Lessons come alive in the school forest
The Minnesota School Forest Program is a partnership between school districts and the Department of Natural Resources that provides students opportunities to learn about natural resources through a variety of educational activities.
Land for school forests may come from someone who donates land to the district or by acquiring tax-forfeited land that the county gave to the school districts.
Kindergarten students from Century School traveled to the Brush Lake School Forest on Oct. 6.
One of their teachers, Kim Lembcke, said her students had a lot to share about their favorite parts of the experience when they returned to school.
“They loved learning about moss, mushrooms, fungus, trees, how leaves make noise, the different parts of trees that animals eat, seeing a mouse whose home was in a hole of a tree, and learning what woodpeckers do to trees,” she said.
“We had discussions about all that they saw and learned. In my classroom, we read lots of books before we go to the school forest, talking about what we might see, so they were excited to see all the different colored leaves, kinds of trees and signs of animals in the forest. Every year, the kids are excited about the possible sighting of a bear, but they're always disappointed when not one bear is spotted.”
She said being able to experience what they have seen in books first-hand makes learning come alive.
“They return to the classroom ready to talk and write about their visit to the school forest,” she said. “In kindergarten, that might be drawing pictures, writing a few words or writing full sentences. Oftentimes, just a class discussion talking about all that we saw is what really helps kids to realize all that they learned in the school forest. I think it teaches students how important it is to appreciate the great outdoors, all that there is to learn from it and how to take care of it for many years to come.”
High School visit
Students in Kevin Longtin’s forestry class at Nevis School recently went to the school forest to bud-cap the trees that staff from the Hubbard Soil and Water Conservation District (SWCD) planted earlier this summer.
Forestry students made the bud caps and Hubbard SWCD did a quick demonstration, showing how to put them on the trees.
A bud cap is a piece of paper wrapped and stapled around the terminal leader and bud of the tree. This protects the terminal bud while allowing the tree to grow up through the paper during the next growing season.
Brandon Spain-Brist said he and Longtin hope to develop more learning experiences for Nevis High School students involving the school forest.
Brad Witkin is the coordinator of the school forest program at the Park Rapids DNR office.
“I’ve been involved with school forest education since I came in 2004, and it was going well before that,” he said.
“I try to tell them things they would understand at their age level. It’s neat to see kids who haven’t been in a forest, and also those who know a lot about it and are telling me what’s what.”

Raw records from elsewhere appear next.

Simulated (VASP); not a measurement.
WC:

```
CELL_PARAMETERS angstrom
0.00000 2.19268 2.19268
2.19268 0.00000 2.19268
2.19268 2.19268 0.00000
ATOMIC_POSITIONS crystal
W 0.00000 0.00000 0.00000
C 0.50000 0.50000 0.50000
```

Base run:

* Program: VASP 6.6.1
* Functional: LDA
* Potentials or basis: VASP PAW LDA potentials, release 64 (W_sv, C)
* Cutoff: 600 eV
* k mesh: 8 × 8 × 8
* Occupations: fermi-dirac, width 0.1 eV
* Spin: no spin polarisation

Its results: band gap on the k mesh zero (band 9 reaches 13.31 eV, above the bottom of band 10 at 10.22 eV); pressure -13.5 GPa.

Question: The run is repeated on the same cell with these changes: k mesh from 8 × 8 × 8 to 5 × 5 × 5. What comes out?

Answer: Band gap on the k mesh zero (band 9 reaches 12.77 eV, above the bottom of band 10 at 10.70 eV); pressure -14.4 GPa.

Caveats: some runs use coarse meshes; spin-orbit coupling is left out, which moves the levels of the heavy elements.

Witkin said there are three school forests in the Park Rapids district: Brush Lake, one near Two Inlets and one near Lake George.
“I believe the Brush Lake School Forest is about 100 acres, and it’s the only one with developed trails,” he said. “It also has a couple of shelters. The others are strictly forests.”
Witkin is often the DNR staff member who meets with classes, with coworkers filling in when needed.
“It’s an outdoor classroom,” he said. “For kindergarten through fifth grade at Century, they take a bus out to the Brush Lake Forest, located about 10 miles from Park Rapids, once a year and hike the trails. Each class has a different topic that they hit each year. The other two school forests aren’t used a whole lot. I have had high school classes go to the other ones to learn forestry, how to inventory timber and that kind of thing.”
Witkin sees many benefits to the school forest program. “Just getting them out there in the fresh air experiencing the forest,” he said. “I think there are a number of kids that don’t have that opportunity with their family. For high school students, it might spark an interest in getting someone to pursue a forestry career.”
The DNR manages the timber in the school forests and provides natural resource education and materials for students.
School forests are open to the public for hiking, although Witkin said hunting is prohibited.
Go to the Park Rapids Area Schools website for directions to the Brush Lake School Forest.
A short driveway and circular parking area are located towards the north end of the property and a looped trail system exists on the property accessible from the parking area. Two small shelters and a pit toilet are positioned along this trail system.
The property is entirely forested, except for a small marsh and pond located toward the northeast side of the property. Brush Lake lies along the south edge of the property. The topography is level to gently rolling.
“We try to maintain the trails around the time school starts,” Witkins said. “There are three loops out there. Typically, fifth graders also go out and use those trails to snowshoe in the winter.”